Evo Morales
Bolivia's President Evo Morales holds a ballot paper during a national referendum in Villa 14 de Septiembre in the Chapare region  Reuters

Bolivia's first indigenous President Evo Morales has lost his bid to seek a fourth consecutive term. The defeat in a referendum is the first poll setback for Morales since he became the president in 2006.

According to the Financial Times, 99.72% of votes have been counted and 51.3% of voters have rejected the referendum on constitutional changes that would have allowed Morales to contest another election in 2019. Also, following the plebiscite results, Vice-president Alvaro Garcia will not be able to run for elections again.

Sunday's (21 February) vote questioned "the liberal logic of rotation of leaders, which in Bolivia has never guaranteed us anything", leader of the ruling party Movement Towards Socialism and president of congress, Gabriela Montaño, said. However, opposition leader and a tycoon, Samuel Doria Medina, said: "Definitely, Bolivia won, they called a referendum and people told them no."

"Evo's [Morales] traditional opposition among the affluent and middle class was joined by a wide swath of voters who have long been a part of his political support," said Jim Shultz, executive director of the left-leaning Democracy Center political advocacy group.

"Their [voters] turnaround isn't about moving rightward," Shultz said. The voters decided to reject a referendum on constitutional changes because they believe "that 20 years is too long for one person to be president", he said.

A former Morales supporter, Tatiana Aranieba who "voted no" in the referendum said: "I support the progress we've made in Bolivia but I think the time is right for a change."

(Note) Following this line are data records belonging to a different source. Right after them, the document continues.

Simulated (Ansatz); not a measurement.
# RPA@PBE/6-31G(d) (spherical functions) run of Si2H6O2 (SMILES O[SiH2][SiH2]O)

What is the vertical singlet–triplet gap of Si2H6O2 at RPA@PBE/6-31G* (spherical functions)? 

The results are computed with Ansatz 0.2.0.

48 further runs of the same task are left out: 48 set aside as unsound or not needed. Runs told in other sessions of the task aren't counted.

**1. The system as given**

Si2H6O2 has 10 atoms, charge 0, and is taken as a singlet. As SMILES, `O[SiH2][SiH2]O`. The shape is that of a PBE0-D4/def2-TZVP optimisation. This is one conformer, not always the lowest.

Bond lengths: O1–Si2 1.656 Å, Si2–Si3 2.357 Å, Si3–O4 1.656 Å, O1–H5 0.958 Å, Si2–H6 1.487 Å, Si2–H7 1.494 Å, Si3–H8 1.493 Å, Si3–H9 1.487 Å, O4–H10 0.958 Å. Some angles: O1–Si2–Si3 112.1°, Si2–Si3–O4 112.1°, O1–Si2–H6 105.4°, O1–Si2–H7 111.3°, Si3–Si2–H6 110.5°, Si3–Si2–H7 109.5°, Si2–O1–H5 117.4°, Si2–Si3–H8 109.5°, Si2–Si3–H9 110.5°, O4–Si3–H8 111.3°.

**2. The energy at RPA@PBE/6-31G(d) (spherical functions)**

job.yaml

Morales has almost four more years before he vacates the presidency. Before the poll results were announced, Morales pledged to continue his efforts to transform the country. He accused the opposition of a "dirty war" against him on social media before the referendum.

"We're anti-neoliberal, anti-capitalist, anti-imperialist, we've been formed that way. This struggle will continue whether the yes or the no wins. It will never be abandoned," he had said.